Orde Saunders has just pointed me to Piwik’s Log Analytics, where you can import server logs and run the same analytics as you would, without necessarily requiring the JavaScript tracker.

I have split feelings about this. Because YAY one less JS tracker, and it thus supports donottrack and has IP anonymisation. BUT, it’s just a hidden tracker, really? At least you can see and block the JS trackers. Are server-side logs more restricted than client-side?

If any of you read last week’s roundup, you might’ve seen I linked to some thoughts by Charles Arthur on an “Adblocking Revolution.” I wonder if the natural response to this would be sites utilising (hidden) server-side logs…?


Yes, they are. This is also mentioned on the piwik website.


So here’s an interesting take: The Intercept have created a custom system with to “anonymise” their analytics data:

I wonder how effective it will be in its privacy (I imagine that it’s pretty good as it’s The Intercept—or is that naïve?) And I’ve asked on Twitter if will allow other sites to follow suit




I didn’t know there were so many trackers in email. Thanks for sharing @adamprocter

This again shows how urgently we need to start using indie tech and connecting to one another above the internet as individual nodes and not as exploitable tiny assets.


This is a really interesting discussion and one that is very important if we are to follow ethical design.

I am just in the process of launching a social enterprise startup and want to follow ethical design principle. Having analytics is crucial for us to understand our users behaviour so we can constantly improve and optimize the experience and delight we want to deliver. If I am tracking users via mixpanel (for instance) and there is a UUID attached but no link-ability to PII is this still aligned to the principles?


Short (and unsatisfying) answer: no. But that’s based on Mixpanel and similar services. Here’s my two reasons:

  1. Analytics services where your data is hosted on their servers (anything that isn’t self-hosted) or pinged back to their servers, are probably monetising that data in some way. At the worst, they already are, and at best, they have the ability to do so in the future.

  2. Sharing personally-identifyable information (PII) with a third party is infringing on your visitors’ privacy (whether that be via analytics or otherwise.) And is possibly a security risk. Any non-PII is likely not non-PII. (

I think if you’re self-hosting your analytics (using something like Piwik) then I think you’re one step better, but you need to ensure you’re still not collecting information you don’t absolutely need.

As a brief update on my initial post: I am no longer using Ghostery as it has proved that the real customers are the ad industry. (I use Better, obviously!) And we took Piwik off the site, as the analytics were not providing us with any particular value. We could still technically get some visitor stats from server logs, but we haven’t done so yet.


Thanks for the reply Laura. I get that minimal data should be collected.

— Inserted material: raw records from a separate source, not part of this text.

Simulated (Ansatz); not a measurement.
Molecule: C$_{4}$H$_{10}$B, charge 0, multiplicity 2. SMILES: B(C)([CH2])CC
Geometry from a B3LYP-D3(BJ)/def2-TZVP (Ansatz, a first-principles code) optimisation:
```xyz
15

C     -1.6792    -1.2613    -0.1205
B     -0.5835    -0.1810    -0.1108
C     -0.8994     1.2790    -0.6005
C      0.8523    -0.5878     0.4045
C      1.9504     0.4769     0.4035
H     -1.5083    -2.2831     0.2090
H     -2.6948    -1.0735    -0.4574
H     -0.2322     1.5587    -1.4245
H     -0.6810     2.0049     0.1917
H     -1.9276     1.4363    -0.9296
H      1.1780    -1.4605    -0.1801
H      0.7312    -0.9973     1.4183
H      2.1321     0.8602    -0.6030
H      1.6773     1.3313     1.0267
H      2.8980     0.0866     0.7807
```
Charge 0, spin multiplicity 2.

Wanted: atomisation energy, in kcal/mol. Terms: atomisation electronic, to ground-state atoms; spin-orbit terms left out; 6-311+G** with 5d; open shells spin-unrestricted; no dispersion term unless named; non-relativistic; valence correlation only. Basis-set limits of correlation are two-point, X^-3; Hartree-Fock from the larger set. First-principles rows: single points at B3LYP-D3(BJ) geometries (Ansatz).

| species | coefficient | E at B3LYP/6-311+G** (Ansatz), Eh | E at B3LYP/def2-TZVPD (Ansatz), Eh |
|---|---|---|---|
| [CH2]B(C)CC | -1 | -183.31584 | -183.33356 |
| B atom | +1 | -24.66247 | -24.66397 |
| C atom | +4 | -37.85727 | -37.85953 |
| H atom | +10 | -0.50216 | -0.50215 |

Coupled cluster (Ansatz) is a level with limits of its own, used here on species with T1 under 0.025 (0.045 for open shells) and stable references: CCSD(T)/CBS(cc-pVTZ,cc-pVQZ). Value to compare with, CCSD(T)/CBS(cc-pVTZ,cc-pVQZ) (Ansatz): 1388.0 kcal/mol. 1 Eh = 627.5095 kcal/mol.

Self-hosted Piwik is a good option ATM and if data is securely isolated and cant be linked then this is as close to the optimal solution as I can find. Building out custom privacy-by-design analytics tools is a stretch goal. Digital self sovereignty is a fundamental human right and I want to build a platform that truly respects this. If the apps our end users will interact with are running on the SAFEnet this goes a long way to ensuring privacy, security and data ownership. Advances in zero-knowledge proofs may enable what I am searching for but this is computationally demanding and still some time off. Appreciate your time and advice.